1. Systematic Decomposition Criteria: Preserve Dominance, Discard Stiffness. The authors formalize "fundamental physical knowledge" into a decomposition pipeline—retaining terms that govern the essence and dominant dynamics, while removing terms that introduce solver stiffness, increase computational cost, or contribute little to target pattern formation. Using the general second-order PDE form \(\sum_{i,j} a_{ij}\partial^2_{x_ix_j}u + \sum_i b_i\partial_{x_i}u + c = f\) as a template, specific decompositions are provided: for Diffusion-Reaction, nonlinear reaction terms \(R_u, R_v\) are dropped, leaving pure diffusion \(\partial_t u = D_u\partial_{xx}u + D_u\partial_{yy}u\) (diffusion is the main cause of spatial coupling in pattern formation); for Navier-Stokes, the pressure term \(\frac{1}{\rho}\nabla p\) and viscous diffusion \(\nu\nabla^2 u\) are dropped, leaving inertial convection \(\frac{\partial u}{\partial t} = -(u\cdot\nabla)u + f\) (pressure terms are extremely expensive to solve); for Kuramoto-Sivashinsky, the nonlinear convection \(-u\partial_x u\) is dropped, leaving the linear "anti-diffusion + diffusion" competition \(\partial_t u = -\partial_{xx}u - \partial_{xxxx}u\). From a machine learning perspective, this decomposition is essentially physics-driven data augmentation.

2. "Sample Mixture Ratio" based on Simulation Cost. Since basic forms are significantly cheaper to simulate (e.g., 2D NS original simulation takes 2.775s/step vs. 0.113s/step for basic forms), the authors define a Sample Mixture Ratio (Original PDE : Basic Form). This replaces original data with basic form data based on the cost ratio, ensuring the total simulation budget remains equal or lower. Tested ratios are 1:3 for Diffusion-Reaction, 1:24 for 2D NS, 1:3 for 3D NS, and 1:12 for KS. This converts "saved compute" directly into more training samples rich in physical knowledge.

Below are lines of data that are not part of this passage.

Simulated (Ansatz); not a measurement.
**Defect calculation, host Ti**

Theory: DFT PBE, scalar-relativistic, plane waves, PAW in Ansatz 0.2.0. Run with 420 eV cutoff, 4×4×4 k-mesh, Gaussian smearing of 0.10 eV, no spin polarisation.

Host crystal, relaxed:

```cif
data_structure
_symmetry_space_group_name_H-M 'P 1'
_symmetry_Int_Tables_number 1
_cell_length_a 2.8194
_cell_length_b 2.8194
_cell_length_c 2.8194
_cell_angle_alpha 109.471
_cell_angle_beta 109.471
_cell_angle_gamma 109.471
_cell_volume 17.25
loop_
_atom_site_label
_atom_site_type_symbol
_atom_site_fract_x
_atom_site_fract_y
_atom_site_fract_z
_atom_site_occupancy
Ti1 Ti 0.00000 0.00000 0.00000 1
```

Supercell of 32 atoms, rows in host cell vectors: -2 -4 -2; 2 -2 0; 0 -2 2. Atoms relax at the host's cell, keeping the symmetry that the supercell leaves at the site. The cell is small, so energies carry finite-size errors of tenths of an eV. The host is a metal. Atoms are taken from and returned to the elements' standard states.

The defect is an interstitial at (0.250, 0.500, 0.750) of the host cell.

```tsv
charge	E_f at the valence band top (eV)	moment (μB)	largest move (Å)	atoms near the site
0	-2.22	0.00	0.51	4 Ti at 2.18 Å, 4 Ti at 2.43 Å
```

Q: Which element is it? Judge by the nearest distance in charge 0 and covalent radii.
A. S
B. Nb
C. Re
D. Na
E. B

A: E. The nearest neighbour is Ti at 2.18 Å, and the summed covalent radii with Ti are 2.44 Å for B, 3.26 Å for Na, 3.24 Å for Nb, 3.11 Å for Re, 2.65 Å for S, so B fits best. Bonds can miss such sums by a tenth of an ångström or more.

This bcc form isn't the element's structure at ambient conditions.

3. Multi-task Joint Training: Basic Forms as Auxiliary Tasks. Drawing from curriculum learning and auxiliary task learning, basic forms are treated as simpler, physically motivated auxiliary tasks optimized alongside the original PDE main task. Basic forms help the model learn representations more efficiently and accelerate convergence of the main task. Note: basic form data is only used during training; all tests are performed on the original PDE to evaluate its prediction performance.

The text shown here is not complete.